Thursday, December 15, 2011

Game depleted by Fish and Game agencies?

Are the current fish and game agencies running a criminal enterprise to deplete the food supply in the Northwest?

Where did they get the money to introduce the new species of wolf (Alaska tundra wolf/Canadian Gray wolf) into our area?

You decide.

http://www.lobowatch.org/

http://fanning-baldwin.com/wolves-other-species/
Dec. 12 Letters to the Editor
Lewiston Morning Tribune
Elk harvests declining

I would state a few comparisons in response to Idaho Department of Fish and Game's woes as printed Nov. 13 in the Lewiston Tribune.

My wild game processing plant has a large five-rail cooler for elk and a large five-rail cooler for deer.

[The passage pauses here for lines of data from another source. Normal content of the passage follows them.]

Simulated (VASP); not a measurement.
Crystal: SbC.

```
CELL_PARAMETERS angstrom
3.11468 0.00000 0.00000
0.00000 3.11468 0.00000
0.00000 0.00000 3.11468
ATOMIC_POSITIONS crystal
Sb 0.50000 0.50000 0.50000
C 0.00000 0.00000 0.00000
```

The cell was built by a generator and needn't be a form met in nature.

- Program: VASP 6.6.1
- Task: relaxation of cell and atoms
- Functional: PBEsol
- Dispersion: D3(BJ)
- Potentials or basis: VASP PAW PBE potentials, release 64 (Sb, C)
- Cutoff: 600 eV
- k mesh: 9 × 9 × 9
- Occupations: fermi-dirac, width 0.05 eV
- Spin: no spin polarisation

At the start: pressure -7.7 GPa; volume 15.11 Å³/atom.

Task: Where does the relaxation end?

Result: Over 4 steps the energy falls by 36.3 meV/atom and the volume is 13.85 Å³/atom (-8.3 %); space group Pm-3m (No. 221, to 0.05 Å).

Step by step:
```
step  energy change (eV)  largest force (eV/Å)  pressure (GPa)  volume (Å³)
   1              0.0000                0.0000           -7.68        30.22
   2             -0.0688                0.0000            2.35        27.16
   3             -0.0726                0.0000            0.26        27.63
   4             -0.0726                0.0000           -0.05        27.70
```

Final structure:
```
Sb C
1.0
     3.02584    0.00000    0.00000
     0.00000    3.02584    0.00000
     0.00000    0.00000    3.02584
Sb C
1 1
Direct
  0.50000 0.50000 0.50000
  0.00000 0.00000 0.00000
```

Hunting season 2008 started with a loaded elk cooler (40-60 elk) and 60-70 deer out back. Long hours of cutting did not empty the refilling rails for six weeks.

Hunting season 2009 yielded only 60 percent compared to 2008 and in 2010 the numbers dropped another 20 percent.

Hunting season 2011 did not fill two rails of elk and only two rails of deer. From 2008 through 2011, wild game carcass numbers have dropped more than 60 percent.

My son has guided hunters on the South Fork, Middle Fork and Main Salmon River. In the last 15 years, he has witnessed the disappearance of elk in Chamberlain Basin and very depleted elk numbers on all main forks of the Salmon River hunting areas.

Hunters coming into the plant from Elk River and the Clearwater Drainage are not finding elk and most hear wolves howling at night.

It would seem the reason license sales are down is because there is no game left to hunt. I feel that Fish and Game and government have nobody to blame but themselves.
I hope the Lewiston Tribune's Nov. 28 front-page doesn't prove to be Washington's trophy elk demise before some young hunters get to harvest one.